Thanks for the thought, ShooflyPie.
However, there seems to be no obvious relation to CPU architecture.
So far, RPi models that encounter the issue cover ARM11 design (used in RPi 1 and Zero), Cortex-A7 (used in early RPi 2B (right, Bull?)), and Cortex-A72 (used in RPi 4B).
I am still unable to reproduce the issue, neither on my Zero nor on my RPi 3A+ (a Cortex-A53 design, also used in 3B and 3B+ as well as late RPi 2B v1.2).
EDIT: ShooflyPie, Zoaky, kusha, g_p : Are you using Pi-hole as DHCP server like Bull?
I'm not using Pihole as a DHCP server. DHCP is handled by my router (an Eero mesh, if it matters).

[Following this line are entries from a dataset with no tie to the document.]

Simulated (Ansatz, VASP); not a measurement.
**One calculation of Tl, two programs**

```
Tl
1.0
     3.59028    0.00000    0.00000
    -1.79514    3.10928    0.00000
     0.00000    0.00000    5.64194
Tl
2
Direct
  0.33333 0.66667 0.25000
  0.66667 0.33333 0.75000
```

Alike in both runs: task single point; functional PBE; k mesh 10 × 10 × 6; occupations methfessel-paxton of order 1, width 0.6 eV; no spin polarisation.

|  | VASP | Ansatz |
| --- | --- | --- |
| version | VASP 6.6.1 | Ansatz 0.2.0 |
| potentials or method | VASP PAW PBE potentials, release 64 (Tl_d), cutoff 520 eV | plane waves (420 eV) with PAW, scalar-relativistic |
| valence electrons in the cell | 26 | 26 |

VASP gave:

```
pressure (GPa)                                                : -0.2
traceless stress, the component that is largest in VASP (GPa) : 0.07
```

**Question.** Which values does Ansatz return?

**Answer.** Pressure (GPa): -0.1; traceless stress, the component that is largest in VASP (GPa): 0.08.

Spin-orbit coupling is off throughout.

Is there anything I can run for you - any kind of report I can generate while it's happening that might help? I've tried to do the debug log thing...the log gets generated, but it fails to upload itself due to the lack of connectivity.
Yes, actually, there is something which will tell us what is going on, but it will create a potentially huge log file (which is a good thing in the end).
Please set
DEBUG_ALL=true
in /etc/pihole/pihole-FTL.conf and run pihole restartdns reload
The reload instruction is the same thing happening when you modify a list or change the blocking status so it should already trigger the delay. /var/log/pihole-FTL.log will now likely grow quickly with output. With the full output of the outage, we should be able to identify what is causing the delay so we can continue looking for the why and finally the how (to fix it).
Maybe trigger it twice just to ensure the debug option is already present before the delay begins.
The content of /var/log/pihole.logand/var/log/pihole-FTL.log will be of interest.
Just registered to chime in here also. I am having the same issue on a Pi2b, and on a Pi4 (different networks). When I disable for any length of time, DNS completely breaks and I need to restart the Pi.
[2020-07-22 06:45:45.524 1511M] Reloading DNS cache
[2020-07-22 07:27:11.748 1511M] Blocking status is disabled
[2020-07-22 07:27:43.357 1511M] INFO: No regex whitelist entries found
[2020-07-22 07:27:43.568 1511M] Compiled 0 whitelist and 1 blacklist regex filters for 78 clients in 215.3 msec
[2020-07-22 07:28:13.822 1511M] Reloading DNS cache
[2020-07-22 07:28:13.822 1511M] Blocking status is enabled
[2020-07-22 07:28:42.839 1511M] INFO: No regex whitelist entries found
[2020-07-22 07:28:43.049 1511M] Compiled 0 whitelist and 1 blacklist regex filters for 78 clients in 214.8 msec
[2020-07-22 07:29:16.632 1511M] Reloading DNS cache
[2020-07-22 07:29:16.633 1511M] Blocking status is enabled
I wonder if this comes from the large number of clients. Does 78 sound reasonable to you?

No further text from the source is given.